# A 19.6-Gbps CMOS Optical Receiver with Local Feedback IIR DFE

Alireza Sharif-Bakhtiar, Anthony Chan Carusone Department of Electrical and Computer Engineering University of Toronto, Canada

*Abstract*—This paper describes a low power optical receiver for discrete photodiodes. The receiver utilizes an input stage bandwidth of only 2GHz, affording high gain with low power consumption while limiting input-referred noise. The resulting ISI is eliminated and data recovered using an IIR DFE. The IIR DFE utilizes a local feedback to relax the timing criteria of the DFE loop. The 65-nm CMOS chip consumes 14.7 mW at 19.6Gbps.

### I. INTRODUCTION

By reducing the cost and power consumption of optical transceivers, optical links may replace copper in emerging high-volume wireline communication applications for highperformance computing and networking. Directly-modulated 850nm VCSEL-based links over multimode fiber and receivers utilizing discrete photodetectors offer the lowest cost optoelectronic components and optical packaging suitable for 20+Gb/s communication. However, lowering the receiver power consumption while maintaining adequate sensitivity above 10Gbps remains a challenge. Conventional optical receivers consist of a transimpedance amplifier (TIA) followed by a high-gain amplifier chain serving as a limiting amplifier [1], [2]. In such systems the overall bandwidth needs to be at least approximately 70% of the input bit-rate  $(f_{bit})$  to maintain signal integrity. As the data rate increases the power required to increase the front-end bandwidth without loosing gain or sensitivity becomes prohibitive.

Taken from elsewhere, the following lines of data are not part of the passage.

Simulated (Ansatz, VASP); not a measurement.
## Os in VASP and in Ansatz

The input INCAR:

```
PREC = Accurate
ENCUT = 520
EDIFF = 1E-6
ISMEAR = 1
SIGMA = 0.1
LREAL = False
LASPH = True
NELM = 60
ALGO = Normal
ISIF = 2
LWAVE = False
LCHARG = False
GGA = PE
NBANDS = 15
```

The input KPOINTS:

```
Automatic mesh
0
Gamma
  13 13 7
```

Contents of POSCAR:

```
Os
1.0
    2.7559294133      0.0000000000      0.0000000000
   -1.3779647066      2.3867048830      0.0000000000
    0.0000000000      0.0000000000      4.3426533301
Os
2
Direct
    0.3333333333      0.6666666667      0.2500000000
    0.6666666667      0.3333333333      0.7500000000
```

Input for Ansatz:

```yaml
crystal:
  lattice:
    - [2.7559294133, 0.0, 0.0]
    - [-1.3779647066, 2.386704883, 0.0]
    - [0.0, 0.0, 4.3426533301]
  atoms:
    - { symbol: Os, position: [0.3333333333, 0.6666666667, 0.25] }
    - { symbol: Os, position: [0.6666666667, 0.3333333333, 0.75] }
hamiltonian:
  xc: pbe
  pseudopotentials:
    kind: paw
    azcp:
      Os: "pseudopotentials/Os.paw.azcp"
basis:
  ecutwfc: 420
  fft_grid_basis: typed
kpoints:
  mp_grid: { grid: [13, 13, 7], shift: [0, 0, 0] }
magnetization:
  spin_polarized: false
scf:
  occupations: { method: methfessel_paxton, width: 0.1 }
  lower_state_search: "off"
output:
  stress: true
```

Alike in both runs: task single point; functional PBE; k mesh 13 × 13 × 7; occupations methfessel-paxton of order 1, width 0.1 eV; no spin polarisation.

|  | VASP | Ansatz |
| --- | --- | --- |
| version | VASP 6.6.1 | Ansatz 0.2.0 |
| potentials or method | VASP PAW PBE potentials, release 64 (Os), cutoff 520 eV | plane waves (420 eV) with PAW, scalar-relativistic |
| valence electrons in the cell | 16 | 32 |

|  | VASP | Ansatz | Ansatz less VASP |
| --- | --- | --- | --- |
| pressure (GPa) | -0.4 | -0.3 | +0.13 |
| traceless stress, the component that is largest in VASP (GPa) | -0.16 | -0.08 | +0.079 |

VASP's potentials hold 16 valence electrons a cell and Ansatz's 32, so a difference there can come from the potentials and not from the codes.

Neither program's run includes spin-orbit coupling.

Recently-reported energy-efficient optical receivers use alternative architectures to permit front-end bandwidths below  $0.2 f_{bit}$  while maintaining signal integrity. In [3], [4], a doublesampling technique was used to realize a 2-tap (Differentiating) FFE that equalizes the low bandwidth (integrating) front-end. Excellent energy efficiency is achieved, down to 0.17pJ/bit in [4]. However, this technique inherently introduces noise enhancement due to the use of a FFE. Moreover, [3] omits the RS latch that would be required to recover NRZ data and requires multiple clock phases whose generation is not accounted for in the reported power consumption, whereas the power consumption in [4] benefits from the combination of 28-nm CMOS technology and a silicon photonic photodiode at 1310nm with only 8fF capacitance ( $C_{PD}$ ).

Alternatively, optical receivers in [5], [6] equalize the bandwidth limitations of the receiver front-ends using a decision feedback equalizer (DFE). DFEs do not introduce noise enhancement. However, the required feedback loop timing limits the maximum data rate to 9Gb/s in 90-nm CMOS [6].

This work presents a bandwidth-limited TIA in combination with a novel implementation of a infinite impulse response (IIR) DFE. The DFE uses a local feedback to alleviate the feedback timing criteria of the DFE and increase its maximum operating speed to 19.6Gbps while consuming 0.18 pJ/b. The overall receiver consumes 0.75 pJ/b.

### II. CIRCUIT IMPLEMENTATION

Front-end The frondend is comprised of a pseudodifferential regulated cascode TIA [7], a programmable gain amplifier (PGA) and the offset cancellation loop. The TIA (Fig. 1) frequency response is dominated by its output pole. As a result the overall response of the TIA can be approximated by a first order filter with bandwidth  $f_{TIA}$  (inversely proportional to  $R_D$  times output capacitance of the TIA) and a transimpedance gain of  $R_D$ . Assuming that the DFE removes all the inter-symbol interference (ISI) introduced by the frontend, increasing  $R_D$  increases the signal main cursor amplitude and is beneficial. However, for large values of  $R_D$  where  $f_{TIA} < 0.15 f_{bit}$  further increases in  $R_D$  grows the main cursor amplitude very little whereas the rms noise at the output of the TIA continues to grow in proportion to  $\sqrt{R_D}$ . Hence, an optimum value for  $R_D$  maximizes the ratio of signal power in the received pulse response's main cursor to noise power. For this receiver, the optimum occurs at  $f_{TIA} \approx 0.1 f_{bit}$ . A similar front-end bandwidth was adopted for the DFE-based optical receiver in [6].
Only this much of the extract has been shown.